Librarians’ Salaries

The salaries of librarians at UNC-CH continue to lag significantly behind those of their counterparts at peer and local institutions. In comparison with all 110 member libraries of the Association for Research Libraries, UNC-CH placed 77th in 1997/98. Among the 18 ARL libraries in the South Atlantic region, UNC-CH placed 13th, trailed by Florida, Florida State, South Carolina, Virginia Tech, and Georgia. Among the top 25 libraries on ARL’s annual Index, an overall measure of library strength, UNC-CH placed 17th overall, but last in librarian salaries. Salaries trail significantly behind those of librarians at Berkeley and Michigan, our peer institutions, and behind salaries of librarians at Virginia, Duke, and North Carolina State.

Although the UNC-CH libraries have never ranked very high in salaries, this issue is beginning to present real problems for the Library in terms of recruitment and retention, particularly of younger librarians who are more readily mobile. Salary was a primary factor in two resignations during the past year, and it has played a role in several other departures. Prospective librarians with highly prized technology and management skills are finding jobs in the private sector at much higher salaries. The Library is also facing several significant retirements during the next few years and is concerned about its ability to recruit at competitive salary levels.

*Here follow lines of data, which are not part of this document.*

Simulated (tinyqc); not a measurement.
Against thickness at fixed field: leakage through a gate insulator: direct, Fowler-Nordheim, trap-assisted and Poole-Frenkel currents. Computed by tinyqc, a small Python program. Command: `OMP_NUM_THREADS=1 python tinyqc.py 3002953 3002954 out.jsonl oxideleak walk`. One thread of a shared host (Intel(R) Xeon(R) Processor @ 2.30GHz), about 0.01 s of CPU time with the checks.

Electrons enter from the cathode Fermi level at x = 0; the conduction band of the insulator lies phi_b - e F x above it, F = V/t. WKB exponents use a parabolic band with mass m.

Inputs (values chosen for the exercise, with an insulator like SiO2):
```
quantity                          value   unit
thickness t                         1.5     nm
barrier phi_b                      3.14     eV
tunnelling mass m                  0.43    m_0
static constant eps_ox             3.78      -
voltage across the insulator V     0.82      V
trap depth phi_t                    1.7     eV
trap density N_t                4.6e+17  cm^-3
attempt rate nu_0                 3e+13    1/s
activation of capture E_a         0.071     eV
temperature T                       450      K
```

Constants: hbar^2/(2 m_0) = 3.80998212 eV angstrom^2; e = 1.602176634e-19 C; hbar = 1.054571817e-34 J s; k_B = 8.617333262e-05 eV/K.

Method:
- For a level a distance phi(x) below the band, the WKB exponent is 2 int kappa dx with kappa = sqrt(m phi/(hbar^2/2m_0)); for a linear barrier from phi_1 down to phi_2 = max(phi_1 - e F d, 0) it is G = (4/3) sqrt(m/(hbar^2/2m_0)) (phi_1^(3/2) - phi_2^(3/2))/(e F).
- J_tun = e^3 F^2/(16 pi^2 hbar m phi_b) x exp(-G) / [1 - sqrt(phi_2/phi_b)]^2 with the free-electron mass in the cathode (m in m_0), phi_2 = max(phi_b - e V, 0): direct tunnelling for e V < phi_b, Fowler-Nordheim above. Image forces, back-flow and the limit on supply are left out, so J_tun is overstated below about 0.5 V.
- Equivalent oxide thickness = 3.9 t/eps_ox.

These trends place the Library at a considerable disadvantage during a time of rapidly evolving needs. In order to maintain the quality of its collections, continue providing the customary high level of service, and develop innovative programs based on electronic technologies, the Library must be able to recruit and retain staff in the national market. Low salaries will seriously undermine the Library’s ability to attract and retain the highly skilled professionals who can provide the accustomed level of excellence.